The press handout is good on the history, but vague on the delay: 'In 1979, Radio 3 funded Mike Leigh to produce a play exploring a subject matter too difficult to tackle in a non- sensational manner on stage or film, but ideally suited to sound alone. The subject: sexual relationships, specifically a young woman going through the crisis of losing her virginity.' So why has it taken this 'ideal' subject 13 years to get on air?

The play was commissioned when Stephen Hearst was Controller of Radio 3. Leigh tells me he had 'an aversion to radio drama - all that standing round microphones' but was convinced to have a go when he was given the budget to try recording on location. But while the play was in production, the Radio 3 baton passed from Hearst to Ian McIntyre, who refused to broadcast it. His explanation, Leigh recalls, was that the play was 'banal, uninteresting, unworthy'. Leigh and producers who spoke up for him have another theory: the scene where the driving instructor seduces his pupil features several minutes of whooping and grunting, and McIntyre was known to take a somewhat puritanical view of drama.
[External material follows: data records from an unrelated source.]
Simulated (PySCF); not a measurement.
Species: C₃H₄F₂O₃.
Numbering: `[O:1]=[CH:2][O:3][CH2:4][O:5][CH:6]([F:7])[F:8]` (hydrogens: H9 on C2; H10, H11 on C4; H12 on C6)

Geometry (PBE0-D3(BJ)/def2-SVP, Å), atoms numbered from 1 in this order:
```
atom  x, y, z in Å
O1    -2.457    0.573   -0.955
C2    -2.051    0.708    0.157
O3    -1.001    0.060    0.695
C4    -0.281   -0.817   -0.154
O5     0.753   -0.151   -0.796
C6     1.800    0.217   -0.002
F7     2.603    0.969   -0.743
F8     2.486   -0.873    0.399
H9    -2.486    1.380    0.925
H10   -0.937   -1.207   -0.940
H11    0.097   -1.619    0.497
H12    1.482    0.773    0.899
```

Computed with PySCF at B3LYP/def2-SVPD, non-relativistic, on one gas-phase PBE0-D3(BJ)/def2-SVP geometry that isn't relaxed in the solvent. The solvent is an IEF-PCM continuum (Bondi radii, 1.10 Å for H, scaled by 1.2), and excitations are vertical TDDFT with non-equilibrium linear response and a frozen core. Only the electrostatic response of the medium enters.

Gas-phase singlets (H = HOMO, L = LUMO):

A year ago, Leigh approached Radio 3 again and asked if it would broadcast the play, but was told it was 'past its shelf- life'. He is as surprised as anyone that it has finally been paroled. Having heard it, I have to agree with Leigh that 'it's not Hamlet or King Lear', but it is a gloriously, painfully comic piece. It has a vocabulary worthy of Bennett and a Pinteresque line in domestic demotic. 'Catching many rats these days, Mr Payne? What with the advances in hygienics.' It is in a different creative universe from most radio drama.

POOR John Drummond's attempts to convince anyone of the seriousness of his 'European Arts Festival' suffered a blow last weekend with the flop of its opening night at Covent Garden - a feeble romp through Rossini's Il viaggio a Reims which the assembled diplomatic corps applauded, naturally, but could be heard deriding in the coat queue afterwards. The public, meanwhile, voted with their feet. The organisers had fixed up a free, live relay on a big screen in the piazza outside and expected a crowd of 8,000, whose grateful cheers would be personally received by the cast at the end while Drummond and his ambassadorial friends looked on. But it was wet, the turn-out modest (almost down to tramps and stragglers after three hours), and the cast stayed in the warm, 'to protect their voices' as a Royal Opera spokesman tactfully put it. I'd have liked to be a fly inside the diplomatic bags the next day.

A WELCOME addition to the ranks of cheaper record shops this week: The Music Catalogue, a discount mail-order firm whose USP is a full-colour catalogue. As well as the name of each disc, you get a picture of the sleeve and a short blurb. The person behind

it, Mike Conlin, said research showed that people 'love to see the sleeves - it reminds them of the vinyl LPs they had 10 years ago'. The blurbs are a bit hit-and-miss, but the selection is sound and the discount's not to be sniffed at: three-quarters of the CDs offered are under pounds 10. The catalogue costs pounds 5; P&P is pounds 1.50 per order. For details ring 0963 33636. And remember: don't pay full price if you can help it - especially now there are signs that the chainstores are taking the hint.